Do premium seats attract more passengers? (vs. a carpet-bomb slot block)

Started by esquireflyer, June 02, 2012, 09:23:29 AM

esquireflyer

The manual says that if other things are equal (and now, basically everyone sets default pricing), the passengers will prefer a flight that has premium seating rather than standard seating. But many people have told me that premium seats have no effect other than to reduce capacity, and don't actually attract more pax.

I am currently flying a route that is oversupplied, BOS-LHR (by a factor of about 3x).
My load factors are only around 60%, but the flights are still profitable because my C and F cabins are selling around 80% full.

But I am wondering if it is possible to get the low LF (about 50%) in the Y cabin up.

Adding more frequencies isn't really a viable option because:
(1) I already have two-thirds of the market share on this route, so adding a flight would take from my own business more than it would take from competitors' business.
(2) One of my competitors, based in LHR, is carpet-bombing the LHR slots, so it is basically impossible for me to add any more flights to LHR. He is flying four flights BOS-LHR, nose-to-tail, all at the exact the same time, so he takes 4 slots in that hour. And he is doing the same thing on his other routes at different times of day (up to 6 simultaneous flights to the same destination in the same time slot), thus making it basically impossible for me to add frequencies.

So, if I change to premium seats, will I attract more Y pax (numerically)? Or will the game give me the same load factor percentage, which translates into a lower number of pax (numerically)? Or no effect at all?

Thanks!

exchlbg

At first two things come to mind:
1.Your competitor gives you advantage already because he plays against the rule of spreading flights.Multiple departures at the same time are counted as one.
2.If you lower the number of seats by upgrading them your load factor would rise even with same passenger number (pure math).

Why should you carry less passengers after upgrading? Your eco cabin now is 40% empty, so there is a lot of space for better seats.
You don“t really know if your competitor is default pricing. I think people are willing to pay more for better seating especially on long-haul.
So either you should carry more passengers in number with same pricing or you can rise your fees with the same number.I would give it a shot.

Greeting
Christian

Sigma

Quote(2) One of my competitors, based in LHR, is carpet-bombing the LHR slots, so it is basically impossible for me to add any more flights to LHR. He is flying four flights BOS-LHR, nose-to-tail, all at the exact the same time, so he takes 4 slots in that hour. And he is doing the same thing on his other routes at different times of day (up to 6 simultaneous flights to the same destination in the same time slot), thus making it basically impossible for me to add frequencies.

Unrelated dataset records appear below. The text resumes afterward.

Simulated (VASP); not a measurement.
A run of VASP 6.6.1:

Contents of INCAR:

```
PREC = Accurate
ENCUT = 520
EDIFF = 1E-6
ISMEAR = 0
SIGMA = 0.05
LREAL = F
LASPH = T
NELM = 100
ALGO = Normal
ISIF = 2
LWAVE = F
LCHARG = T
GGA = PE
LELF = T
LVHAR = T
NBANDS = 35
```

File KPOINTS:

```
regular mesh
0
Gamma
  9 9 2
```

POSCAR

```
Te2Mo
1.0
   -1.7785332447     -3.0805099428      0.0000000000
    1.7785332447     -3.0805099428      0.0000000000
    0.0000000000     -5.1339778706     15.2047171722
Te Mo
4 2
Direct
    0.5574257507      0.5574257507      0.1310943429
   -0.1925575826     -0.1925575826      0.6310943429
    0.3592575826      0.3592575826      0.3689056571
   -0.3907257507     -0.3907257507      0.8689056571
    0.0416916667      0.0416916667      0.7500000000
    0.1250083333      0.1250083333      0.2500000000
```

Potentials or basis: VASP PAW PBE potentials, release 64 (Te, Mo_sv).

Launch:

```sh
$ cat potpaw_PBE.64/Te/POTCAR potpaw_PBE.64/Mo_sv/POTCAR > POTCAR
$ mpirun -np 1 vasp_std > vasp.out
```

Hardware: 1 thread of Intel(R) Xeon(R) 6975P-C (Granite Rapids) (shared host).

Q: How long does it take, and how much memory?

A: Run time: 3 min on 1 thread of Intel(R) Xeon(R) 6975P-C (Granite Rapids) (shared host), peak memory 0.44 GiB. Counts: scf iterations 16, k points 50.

Just to clarify what exchlbg has said:  Whenever someone does that (puts many flights at the same or nearly the same time) they're actually doing themselves a lot of harm.  The game will actually count that as a single departure.  It's a mechanic to keep people from spamming flights on a route to eat up slots or consume all the demand by flying at a single time of day over and over as a means of utilizing the planes elsewhere at 'better' times.  Exactly how close the flights need to be before they're affected by this depends on the overall demand of the route.  For a sufficiently dense route, a 15-min departure window is fine.  For very thin routes, you may need to separate your flights by a couple hours.

As for  your actual question:  do better seats matter?  Yes.  But not very much.  More frequency is a MUCH better investment if you're trying to gain market share.  Whatever additional share you'll get due to superior seating will be fairly small.  Unless we're talking about high-density seating on 2-hr flights, in which case offering a superior seating alternative will be very large.  It also seems to be somewhat worthwhile on very long flights to go above standard seating.  But on normal domestic flights, the difference between standard and the next-up isn't worth the money unless it's the only option you've got left to compete to gain share.

esquireflyer

Thanks for the explanation!

What about a route like Boston to Haneda (via Fairbanks), vs. 1 competitor (via Anchorage), where the route is supplied at ~150% between the two of us. Suppose I am only getting 40% to 50% load factors (rather than the expected 75% if we filled the whole demand and evenly split it).

If I switch to premium seats in F, C, and Y, will that help me attract more passengers? It cuts my capacity by about 1/3, but those excess seats are not being sold anyway under the current model.

Will switching to premium seats sell more tickets in this situation?